As British Prime Minister Keir Starmer faces calls to resign for his appointment of Epstein-tied Peter Mandelson as ambassador to the United States, one is struck by the sudden instability of British governments. In the 28 years between 1979 and 2007, Britain had only three prime ministers, while in the 19 years since 2007, it has had seven, and may soon have eight. Only one of those, David Cameron, carried his party to a reelection victory, and he resigned a year after being beaten in the Brexit referendum.

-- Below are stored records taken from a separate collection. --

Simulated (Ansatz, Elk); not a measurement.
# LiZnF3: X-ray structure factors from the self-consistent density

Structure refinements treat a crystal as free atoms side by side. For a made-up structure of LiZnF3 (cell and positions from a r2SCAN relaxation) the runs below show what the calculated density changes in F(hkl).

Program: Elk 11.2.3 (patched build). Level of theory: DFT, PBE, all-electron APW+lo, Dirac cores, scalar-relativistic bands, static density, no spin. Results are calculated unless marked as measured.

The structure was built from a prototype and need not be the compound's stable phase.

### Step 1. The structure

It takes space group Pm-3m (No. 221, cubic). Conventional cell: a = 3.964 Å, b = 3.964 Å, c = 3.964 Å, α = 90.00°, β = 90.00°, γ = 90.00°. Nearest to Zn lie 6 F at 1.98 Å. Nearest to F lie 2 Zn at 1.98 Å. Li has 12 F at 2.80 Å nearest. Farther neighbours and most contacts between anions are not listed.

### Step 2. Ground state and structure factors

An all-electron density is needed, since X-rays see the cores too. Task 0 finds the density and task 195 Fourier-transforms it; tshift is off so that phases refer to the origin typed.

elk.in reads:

It’s not just leaders who have stumbled. Even historically long-lasting parties have. Britain’s Conservatives, who, since the party’s founding in 1846, 180 years ago, have been the most electorally successful party anywhere, are polling at 19% today. So is the Labour Party, founded in 1900 and Britain’s second party since 1923, 103 years ago.

Similarly, elsewhere in Europe, France’s historic socialist, communist and Gaullist parties have more or less disappeared, and the National Rally, dismissed as unthinkable, to the point that the judicial establishment disqualified it from the ballot, still leads the polls under its 30-year-old successor.

Germany’s Social Democrats, founded in the 1880s, were swept in and promptly swept out of office, while the Christian Democrats, the descendants of the anti-Nazi Catholic Center party, have barely been holding their own against the oft-denounced AfD.

Italy’s dominant asymmetric duo, for two generations after World War II, the Christian Democrats and the Communists, fell on bad times in the 1990s, with the fading of belief in their founding faiths, Catholicism and communism. Dominant since then have been media millionaire Silvio Berlusconi, the Five Star Movement party, founded by a comedian, and the current prime minister, Giorgia Meloni, whose party’s roots were once dismissed as neo-fascist.

In the volatile years after what was then called the Great War, communists took over Russia in 1917 through 1920, fascists took over Italy in 1922 through 1924, and Nazis took over Germany in 1933 through 1934. No one could be sure that a similar upheaval would not succeed in France, Britain or America.

Before that war, American presidents opposed restrictions on immigration, confident that assimilation efforts, such as big-city public schools and Henry Ford’s English-language classes, would Americanize the Ellis Island generation of 1892-1914. Fears of revolution and the wartime capacity to control people’s movements led to bipartisan majorities for the 1924 law that cut off immigration from eastern and southern Europe.

Now, a century later, immigration is the problem that, more than anything else, is threatening the hold of longstanding political parties.

Whether Starmer survives politically is unclear, but it is clear that the Labour Party, like the Conservatives before it, is in perhaps terminal trouble. Conservatives won 44% of the popular vote in 2019, and 365 seats (out of 650) in the House of Commons in December 2019; Labour, with only 33% of the popular vote, won 411 seats in July 2024.

Despite some campaign rhetoric, neither party staunched the flow of immigrants, and neither has visibly changed government bureaucracies’ bias against those who protest it. Unsurprisingly, both are now polling below 20%, well behind Nigel Farage’s Reform UK, founded in 2018.

The situation in America, and concerning its parties, is less drastic.

Trump has demonstrated that under current legislation, border enforcement, which most Americans support, can work, and his second-term use of Immigration and Customs Enforcement has shown that hundreds of thousands of illegal immigrants can be deported, and that even more may be incentivized to self-deport.